A more powerful form of deduplicating is householding. In this case, an “economic unit” consisting of several individuals is linked under a single household identifier. The most common case would be a husband and wife who have various single and joint accounts with various slight differences in name spellings and addresses.
Validating One-to-One and One-to-Many Relationships
If two attributes in a dimension are supposed to have a one-to-one relationship, you can check it easily by sorting the dimension records on one of the attributes. A sequential scan of the data will show whether any violations exist. Each attribute value in the sorted column must have exactly one value in the other column. The check must then be reversed by sorting on the second column and repeating. Note that you donýt put this data into an ER schema to enforce the one-to-one mapping. You would have to fix any problems before you loaded the data, which is the whole point of this discussion.
A one-to-many relationship can similarly be verified by sorting on the “many” attribute and verifying that each value has only one value on the “one” attribute.
Like most of the other processing steps, the paradigm is to first sort and then scan the files sequentially exactly once.
The incoming fact records will have production keys, not data warehouse keys. The current correct correspondence between a production key and the data warehouse key must be looked up at load time. The fast lookup of surrogate keys is facilitated by keeping a two-column table that maps all incoming production IDs to current data warehouse surrogate keys. If the fast lookup table can be kept in memory during the key-replacement process, then the fact table may not need to be sorted. If not, the quickest procedure would be to sort the incoming fact records in turn on each production ID and then perform the lookups of the surrogate keys in a single sequential scan.
Each load of new fact records requires that aggregates be calculated or augmented. It is very important to keep the aggregates synchronous with the base data at every instant. If the base data is updated and placed online but a delay ensues before the aggregates are updated, then the aggregates must be taken offline until they are ready. Otherwise, the aggregates will not correctly mirror the base data. In this situation, the DBA has a choice between delaying the entire publishing of the data until both the base data and the aggregates are ready, or releasing the revised base data in a performance-degraded mode while the aggregates are being updated offline.
The creation of aggregates is equivalent to the creation of break rows in a report. If aggregates representing product-category totals are needed, then the incoming data must be sorted by product. Actually, several passes may be required to produce all the category aggregates. If the base fact table data has a granularity of product by store by day, we might want to produce the following aggregates:
- Category by store by day
- Category by region by day
- Category by store by month
- Category by region by month.
If we are loading data every day, then for each day, we can create the first two aggregates entirely from the daily load. Two sorts of the data are required: the first is store/product with products rolling up to categories within each store; the second is region/product with products rolling up to categories within each region.
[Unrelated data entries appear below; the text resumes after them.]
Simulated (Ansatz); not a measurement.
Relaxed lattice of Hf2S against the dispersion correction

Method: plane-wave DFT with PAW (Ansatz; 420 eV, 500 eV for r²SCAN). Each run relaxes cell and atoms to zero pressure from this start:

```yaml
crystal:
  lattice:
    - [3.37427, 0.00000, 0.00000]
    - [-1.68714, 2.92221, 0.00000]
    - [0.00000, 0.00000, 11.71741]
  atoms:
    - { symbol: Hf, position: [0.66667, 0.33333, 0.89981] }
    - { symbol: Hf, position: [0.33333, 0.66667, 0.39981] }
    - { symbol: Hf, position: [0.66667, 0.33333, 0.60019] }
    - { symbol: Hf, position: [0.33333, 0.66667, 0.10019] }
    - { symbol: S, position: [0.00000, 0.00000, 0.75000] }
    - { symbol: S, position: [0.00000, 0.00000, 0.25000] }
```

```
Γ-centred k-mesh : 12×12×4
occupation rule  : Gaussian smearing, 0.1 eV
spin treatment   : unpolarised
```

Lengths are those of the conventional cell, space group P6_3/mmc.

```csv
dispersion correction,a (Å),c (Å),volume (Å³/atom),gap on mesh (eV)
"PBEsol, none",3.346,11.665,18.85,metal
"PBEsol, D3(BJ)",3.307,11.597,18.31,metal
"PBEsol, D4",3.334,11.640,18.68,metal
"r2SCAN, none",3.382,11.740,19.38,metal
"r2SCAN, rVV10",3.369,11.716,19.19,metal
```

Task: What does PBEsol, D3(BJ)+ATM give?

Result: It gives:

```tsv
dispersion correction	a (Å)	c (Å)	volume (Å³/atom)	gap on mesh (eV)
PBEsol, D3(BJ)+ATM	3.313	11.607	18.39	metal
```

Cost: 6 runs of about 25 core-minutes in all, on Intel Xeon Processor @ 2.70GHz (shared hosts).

The first sort can also be used to augment the category-by-store-by-month aggregate by replacing the day surrogate key with the proper month surrogate key and presenting this record to the category-by-store-by-month fact table. By “augment,” we mean that the records generated each day either cause an insert or an update in the monthly aggregate table. We can’t tell whether an insert or an update is required until we present the new aggregate record to the fact table. If a record with the same key is already present, then we do an update, adding the appropriate facts to those already in the target record. If the record with the same key is not in the fact table, then we perform an insert. It is highly desirable to have a DBMS loader that can perform these augmenting loads in a bulk mode. If a sequential program has to check the database record by record in order to decide whether to perform an update or an insert, the load process will run far more slowly.
The Bottom Line: Is Data Staging Relational?
Most data staging activities are actually not relational, but rather they are sequential processing. If your incoming data is in a flat-file format, then you should finish your data staging processes as flat files before loading it into a relational database.
Don’t be fooled by the ability to sequentially process a relational table with a relational cursor and a programming language such as Oracle’s PL*SQL. Perhaps all you have done is turn your relational database into a kind of flat file. This is a little like driving an army tank down to the corner grocery store. You will be stunned by the speed of flat-file sorting and sequential processing.